Skip to content

Latest commit

 

History

History
324 lines (212 loc) · 12.8 KB

README.md

File metadata and controls

324 lines (212 loc) · 12.8 KB

Sparqlify SPARQL->SQL rewriter

Build Status

Introduction

Sparqlify is a scalable SPARQL-SQL rewriter whose development began in April 2011 in the course of the LinkedGeoData project.

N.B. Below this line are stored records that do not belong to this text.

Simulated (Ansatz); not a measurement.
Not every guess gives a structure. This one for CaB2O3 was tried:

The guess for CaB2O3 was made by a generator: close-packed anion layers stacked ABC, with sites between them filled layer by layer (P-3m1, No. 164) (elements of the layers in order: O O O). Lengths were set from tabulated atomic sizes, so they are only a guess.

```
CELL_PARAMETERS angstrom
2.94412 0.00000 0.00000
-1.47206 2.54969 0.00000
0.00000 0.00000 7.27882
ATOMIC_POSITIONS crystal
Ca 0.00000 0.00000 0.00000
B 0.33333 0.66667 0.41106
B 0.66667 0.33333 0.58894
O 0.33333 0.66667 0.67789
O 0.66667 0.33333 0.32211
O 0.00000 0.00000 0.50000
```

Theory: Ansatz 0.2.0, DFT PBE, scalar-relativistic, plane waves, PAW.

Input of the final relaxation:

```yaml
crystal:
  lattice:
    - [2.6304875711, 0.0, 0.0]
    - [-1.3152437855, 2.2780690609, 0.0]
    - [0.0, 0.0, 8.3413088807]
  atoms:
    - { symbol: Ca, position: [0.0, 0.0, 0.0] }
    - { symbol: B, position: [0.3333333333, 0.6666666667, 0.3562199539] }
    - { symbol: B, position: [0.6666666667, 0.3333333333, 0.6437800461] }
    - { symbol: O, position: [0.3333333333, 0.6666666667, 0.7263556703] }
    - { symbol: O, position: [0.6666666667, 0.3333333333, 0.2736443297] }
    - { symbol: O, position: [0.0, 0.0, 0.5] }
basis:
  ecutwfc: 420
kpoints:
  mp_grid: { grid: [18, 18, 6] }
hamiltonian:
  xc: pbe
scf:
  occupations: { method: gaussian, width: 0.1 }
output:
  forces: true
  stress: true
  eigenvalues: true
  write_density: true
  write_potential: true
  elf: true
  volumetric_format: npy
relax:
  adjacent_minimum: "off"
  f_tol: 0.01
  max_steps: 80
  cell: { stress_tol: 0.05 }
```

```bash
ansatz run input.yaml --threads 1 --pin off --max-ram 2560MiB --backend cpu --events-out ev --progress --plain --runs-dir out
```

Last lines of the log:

This system's features/traits are:

  • Support of the 'Sparqlification Mapping Language' (SML), an intuitive language for expressing RDB-RDF mappings with only very little syntactic noise.
  • Scalability: Sparqlify does not evaluate expressions in memory. All SPARQL filters end up in the corresponding SQL statement, giving the underlying RDBMS has maximum control over query planning.
  • A powerful rewriting engine that analyzes filter expressions in order to eleminate self joins and joins with unsatisfiable conditions.
  • Initial support for spatial datatypes and predicates.
  • A subset of the SPARQL 1.0 query language plus sub queries are supported.
  • Tested with PostgreSQL/Postgis and H2. Support for further databases is planned.
  • CSV support
  • R2RML will be supported soon

Functions

SPARQL-to-SQL function mappings are specified in the file functions.xml.

Standard SPARQL functions
SPARQL function SQL Definition
boolean strstarts(string, string) strpos($1$, $2$) = 1
TODO
Spatial Function Extensions
SPARQL function SQL Definition
TODO

Supported SPARQL language features

  • Join, LeftJoin (i.e. Optional), Union, Sub queries
  • Filter predicates: comparison: (<=, <, =, >, >=) logical: (!, &&; ||) arithmetic: (+, -) spatial: st_intersects, geomFromText; other: regex, lang, langMatches
  • Aggregate functions: Count(*)
  • Order By is pushed into the SQL

Debian packages

Sparqlify Debian packages can be obtained by following means:

Public repositories

After setting up any of the repositories below, you can install sparqlify with apt using

  • apt: `sudo apt-get install sparqlify-cli

Linked Data Stack (this is what you want)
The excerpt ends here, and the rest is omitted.